LINES OF COMMUNICATION
It’s an unfortunate case of mistaken identity for someone with the same name as a close friend of Nadia Bartel.
In the wake of last Friday morning’s white powder and Kmart plate hoo-hah, Ms Same Name had clearly racked up way too many messages intended for the Bartel associate.
By the afternoon she had captioned her account with the message: “I did not do nose beers with Nadia Bartel”.
But Ms Same Name isn’t the only innocent party to cop Bartel blowback.
Confidential’s Jackie Epstein reports Bec Judd’s clothing brand Jaggad was targeted, with a series of comments on Jaggad’s social media referencing the footage of Bartel snorting a white powder.
“Does everyone get free drugs with purchase?” one person commented.
Another asked: “Does it come in a baggie?”
Judd and Bartel are in business together with tanning company Spray Aus.
DID SOMEONE FINALLY COTTON ON?
Cheeky harness racing fans are calling it “another Fine Cotton”.
They’re referring to a recent race in South Australia in which a well-backed horse won after the hot favourite was “taken on” by a stablemate of the eventual winner.
At first, it sounds like a simple case of illicit team driving, which is allowed in Europe but not here.
But this case is more serious than that, according to the grapevine.
The dogs are barking that the stablemate that did the hard yards to soften up (meaning tire out) the favourite was in fact an average horse racing under the name of a better horse: let’s say, for example, that Slowpoke Brown secretly stood in for Speedy Bay, whose name was in the race book.
According to the rumour mill, the plan was for Slowpoke and Speedy to be confused for one another right through the race meeting … the pay-off being that Speedy would run in Slowpoke’s place (and attractive odds) two races later. Allegedly.
If the switch was discovered, it might all be dismissed as a stupid case of mistaken identity because of the fact the trainer of the three horses concerned wasn’t at the race meeting, giving his deputies the chance to accidentally mix up two of his many horses.
Whatever the reason, someone might have rumbled the switch — or got cold feet — because “Slowpoke” was a sudden late scratching from its race.

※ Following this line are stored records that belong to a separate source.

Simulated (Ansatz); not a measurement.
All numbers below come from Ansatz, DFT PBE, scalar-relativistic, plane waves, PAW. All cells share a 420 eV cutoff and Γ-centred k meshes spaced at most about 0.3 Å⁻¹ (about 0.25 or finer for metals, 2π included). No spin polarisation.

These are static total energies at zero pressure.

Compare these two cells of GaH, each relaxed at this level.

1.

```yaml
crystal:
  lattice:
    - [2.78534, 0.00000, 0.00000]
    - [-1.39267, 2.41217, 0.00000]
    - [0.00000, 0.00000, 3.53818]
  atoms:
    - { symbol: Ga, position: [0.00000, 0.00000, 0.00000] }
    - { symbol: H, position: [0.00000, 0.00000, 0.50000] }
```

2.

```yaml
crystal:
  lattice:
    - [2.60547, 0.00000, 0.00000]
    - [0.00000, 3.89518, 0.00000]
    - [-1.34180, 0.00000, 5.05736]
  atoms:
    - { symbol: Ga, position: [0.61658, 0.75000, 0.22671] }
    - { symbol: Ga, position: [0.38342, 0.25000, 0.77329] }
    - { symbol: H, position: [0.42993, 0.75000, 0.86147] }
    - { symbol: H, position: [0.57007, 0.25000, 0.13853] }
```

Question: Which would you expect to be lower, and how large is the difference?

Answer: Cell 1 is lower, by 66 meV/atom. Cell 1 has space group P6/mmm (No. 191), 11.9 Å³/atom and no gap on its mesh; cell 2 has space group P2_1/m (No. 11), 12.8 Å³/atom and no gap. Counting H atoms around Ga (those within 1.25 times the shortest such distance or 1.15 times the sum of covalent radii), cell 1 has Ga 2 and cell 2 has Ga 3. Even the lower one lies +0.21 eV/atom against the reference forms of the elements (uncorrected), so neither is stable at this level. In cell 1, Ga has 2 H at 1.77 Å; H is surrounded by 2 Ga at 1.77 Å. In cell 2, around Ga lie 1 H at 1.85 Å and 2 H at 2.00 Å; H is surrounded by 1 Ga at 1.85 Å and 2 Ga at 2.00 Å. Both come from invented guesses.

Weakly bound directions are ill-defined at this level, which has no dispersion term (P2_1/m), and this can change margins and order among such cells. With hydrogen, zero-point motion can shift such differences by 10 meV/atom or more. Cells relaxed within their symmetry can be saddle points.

Which was another leg of the quadrella.
For educated money, getting favourites beaten in two legs of the quaddie would be a chance for a betting bonanza, especially if such information reached exotic betting markets around the globe.
If the trainer of the three horses — Slowpoke, Speedy and Lucky — was a Sunday school teacher with a spotless record, the idea of a clumsy mistake might be credible.
But he is a lunatic with a record longer than Ivan Milat’s.
If the authorities don’t keep it all in-house, police might take a look at some people’s connections with organised crime. Bikies or mafia or both?
These hypothetical police might also have a long talk to those who worked at the race meeting. Horses can look similar to each other — but the big numbers freeze branded on their necks are very different.
Whether it was a mistake or huge rort, if the switch happened it means someone didn’t check the brands.
ARRESTING ATTIRE
It can be hard to look your best when inconsiderate cops pounce and whack on the cuffs without notice.
That’s how it was for a 19-year-old arrested at his Melton home for alleged hoon driving early last Thursday.
Young Leadfoot was bundled into a divisional van wearing a blue garment known as an oodie, complete with pretty penguin patterns.
Ned Kelly it ain’t.
He looked like an over-size eight-year-old being detained for what would be, in the current environment, a highly illegal sleepover.
Penguin oodie boy is the latest of a long line of contenders to do the “perp walk” in an arresting fashion parade.
Russell Cox looked like the real thing, though a bit second-hand, in his ripped T-shirt when armed robbery squad police grabbed him at Doncaster in the 1980s.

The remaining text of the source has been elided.